For those that weren't aware, Chet Scott had said after the release of A Banishing Ritual that he was going to take some time away from BotBO in order to focus on his other projects like The Elemental Chrysalis. Last year we saw Handmade Birds release his split with At The Head of The Woods, which wasn't new material, in the sense that it was more of a B-side from the 2010 recording sessions, but throughout the latter stages of the year we got previews foreshadowing the eventual release of this record. I have to say that from what I remember of the trailer for the album, I heard some pretty savage metal bits. Now, I don't know what might have happened between the release of that trailer and the final release of this final end product, but something definitely occurred. The sound of this album is far more in line with the more meditative and ritualistic ambient ideas explored in newest outputs from BoTBO as well as Scott's more ambient projects. What I expected was an album that would embrace a bit more of the metal side of the project, heard on the first two full-lengths, but this is definitely not that.

As opener Caller of Spirits clearly points out, if you're looking for any sort of "traditional" form of metal aggression, you better look elsewhere, because it's not on here. That opening thirteen minute epic is a somber ritual full of chanting, wind instruments, field recordings, and various forms of hand percussion. While following tracks do bring in the use of traditional rock instruments (guitar, bass, drum kit) I can't say that it ever achieves any form of metallic aggression. Instead what appears to have been conveyed through several of these tracks is a more vengeful melancholy. Each track is very pensive and, in a sense, withdrawn, if there is rage or anger on here, it's not shown very often and instead favors the repetitive nature of melancholy. Stylistically, it tends to draw more from folk and ambient music than any form of rock or metal, though there are a few instances of those influences popping through, as expressed on the most outwardly violent track Sundrojan. You'd think that by the time this electricity was finally brought in I'd be excited, but for myself, I found that to be the most dull track on the entire album. It's like, "Yeah, you brought in a distorted guitar to do some droning doom parts, and you sound a bit more angry, but what does it amount to?" Not very much. It's just sort of listless and drags it's feet compared to the other songs, and this song is only seven and a half minutes long, meaning there are five tracks on here that are longer and far more engaging.
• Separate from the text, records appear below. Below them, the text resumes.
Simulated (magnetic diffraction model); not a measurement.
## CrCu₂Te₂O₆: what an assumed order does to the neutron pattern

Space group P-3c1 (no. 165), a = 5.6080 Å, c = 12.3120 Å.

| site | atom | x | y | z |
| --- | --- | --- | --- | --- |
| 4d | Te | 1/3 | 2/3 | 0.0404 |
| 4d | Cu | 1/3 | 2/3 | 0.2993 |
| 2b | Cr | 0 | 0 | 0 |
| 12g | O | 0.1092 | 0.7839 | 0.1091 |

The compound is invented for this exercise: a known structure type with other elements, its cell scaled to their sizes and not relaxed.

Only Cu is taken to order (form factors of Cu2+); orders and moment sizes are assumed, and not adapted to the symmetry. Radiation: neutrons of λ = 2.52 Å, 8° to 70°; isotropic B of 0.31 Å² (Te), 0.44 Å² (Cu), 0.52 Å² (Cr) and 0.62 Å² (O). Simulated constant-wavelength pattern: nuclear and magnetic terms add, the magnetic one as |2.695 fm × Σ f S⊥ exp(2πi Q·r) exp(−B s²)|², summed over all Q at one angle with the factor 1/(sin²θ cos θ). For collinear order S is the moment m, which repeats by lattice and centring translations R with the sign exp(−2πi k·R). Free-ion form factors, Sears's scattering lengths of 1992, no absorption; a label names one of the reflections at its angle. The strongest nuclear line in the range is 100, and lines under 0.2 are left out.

Surprisingly, the lengths of the songs on here didn't provide as much of a hurdle for me to get over as some previous outings have been from the project. It's not like these tracks are extremely progressive and forward thinking or even uber droning, they have ideas, some better than others, but each track has its own kind of evolution, whether it's the more subtle one expressed on Rise and Shine or the more typical soft-to-heavy on Soil Magicians, they have an idea and each track sort of just runs with it. The shorter tracks, like the aforementioned Sundrojan is probably the weakest track because it just feels so bland in the middle of more powerful, but softer instrumentally, pieces. Wind Eye may be structurally rather uninteresting, but the idea is simple and consistent, creating a hypnotic atmosphere that draws you in, and ultimately is a better track than the above Sundrojan. The album's opening and closing tracks, which are the most meditative on the album, reflect the journey that is the album (I'm not going to even begin to touch what that journey might be, you look into it/make your own assumptions for yourself there). It's the opening chant that brings you into this world and the droning electricity that sends you out of it.

Unfortunately, I have never been the biggest fan of Chet Scott's work (I know, big shocker), I think what he's done musically is interesting and certainly worthy of praise, but I'm not so impressed with it that I would say I'm not bored with some of it. I think that while the majority of this record is actually really good, there are a couple of tracks that I just couldn't get into during numerous listens through. I'd still say that if you're interested in folk, doom, or various forms of ambient music to definitely look into his material though.